Design of a Novel Electrochemical Membrane Reactor for Hydrogen Production Via the Sulfur-Ammonia Water-Splitting Cycle

The solar-driven hybrid
sulfur-ammonia (S-NH₃) water splitting cycle is a novel approach to
produce hydrogen through a large-scale design. Originally proposed by T-Raissi et al.
(2006), this cycle involves the photochemical oxidation of ammonium sulfite as
a solar-photocatalytic hydrogen production step. Later, the resulting ammonium
sulfate is decomposed into ammonia, sulfur dioxide and oxygen through a high-temperature
solar thermochemical oxygen evolution step. Finally, ammonium sulfite is
regenerated by means of chemical absorption of ammonia and sulfur dioxide in
aqueous phase. Thereby, only water is needed to release hydrogen and oxygen in
this cycle. This process has many advantages like high-purity hydrogen
production at ambient temperature; generation of value-added by-products such
as ammonium sulfate; exploitation of the entire solar spectrum and consumption
of greenhouse gases (i.e. sulfur
dioxide). However, even though the hydrogen production step has been studied,
there is a lack of information on aspects which have strong impact on hydrogen
production rates like pH, kinetic parameters, and/or efficient reactor design. Moreover,
new approaches have been proposed to enhance the large-scale viability of the
S-NH₃ cycle, including an electrochemical hydrogen production step
established by Taylor et al. (2014). This
electrochemical approach still makes use of solar energy resources, but via thermodynamic cycles which take
advantage of the high temperature gases to produce electricity. Thereby, the
electrooxidation of ammonium sulfite is carried out with the same advantages as
described above.

In this work, we propose a novel electrochemical
reactor for the hydrogen production step for the S-NH₃ cycle, which
uses an ionic exchange membrane to achieve pH control. The reactor is designed in
such a way that allows a suitable and dynamic analysis of hydrogen production at
laboratory-scale.

In order to support this
proposal, a preliminary pH-control analysis was carried out. Figure 1
illustrates the chronoamperograms resulting from the electrooxidation of
ammonium sulfite at room temperature. The best two conditions of reaction rates
were using a buffer and an Anion Exchange Membrane (AEM), as shown. Thus, the
latter was selected as the most practical pH-control method for this reaction. Moreover,
hydrogen production was verified by Gas Chromatography with Thermal
Conductivity Detector (GC-TCD). Based on these results, a two-chamber
electrochemical membrane reactor separated with an AEM was developed to allow
the hydrogen production analysis, as shown in Figure 2.    

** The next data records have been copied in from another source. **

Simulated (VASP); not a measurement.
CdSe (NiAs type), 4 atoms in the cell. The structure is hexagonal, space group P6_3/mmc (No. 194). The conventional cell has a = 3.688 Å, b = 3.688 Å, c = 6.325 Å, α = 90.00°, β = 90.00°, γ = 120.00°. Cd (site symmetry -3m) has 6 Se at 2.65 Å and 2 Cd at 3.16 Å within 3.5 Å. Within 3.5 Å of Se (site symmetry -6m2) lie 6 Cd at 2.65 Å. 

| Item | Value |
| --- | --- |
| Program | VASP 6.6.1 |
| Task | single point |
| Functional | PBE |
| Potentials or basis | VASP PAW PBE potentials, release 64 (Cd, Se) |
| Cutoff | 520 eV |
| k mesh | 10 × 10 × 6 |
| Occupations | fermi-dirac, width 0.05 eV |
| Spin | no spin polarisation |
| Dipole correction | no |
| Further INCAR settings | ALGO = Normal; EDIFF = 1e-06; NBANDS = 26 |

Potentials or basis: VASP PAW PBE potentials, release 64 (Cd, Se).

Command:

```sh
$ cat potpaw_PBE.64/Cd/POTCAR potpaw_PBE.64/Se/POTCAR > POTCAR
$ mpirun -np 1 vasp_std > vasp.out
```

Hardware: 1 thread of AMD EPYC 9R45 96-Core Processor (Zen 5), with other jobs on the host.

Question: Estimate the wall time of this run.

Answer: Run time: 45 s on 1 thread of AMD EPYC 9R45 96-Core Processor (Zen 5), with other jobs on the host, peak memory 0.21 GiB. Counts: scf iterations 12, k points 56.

The reactor performance was later
analyzed using a Design of Experiments (DOE) approach to establish an optimal
operating condition. Finally, hydrogen production rate at such condition was verified
by GC-TCD. Currently, kinetic and mass transport studies are being carried out
to discuss a better reaction design for this electrochemical approach.

Figure 1. Electrooxidation kinetics of (NH₄)₂SO₃.

Figure 2. Conceptual principle of operation of the proposed electrochemical membrane
reactor.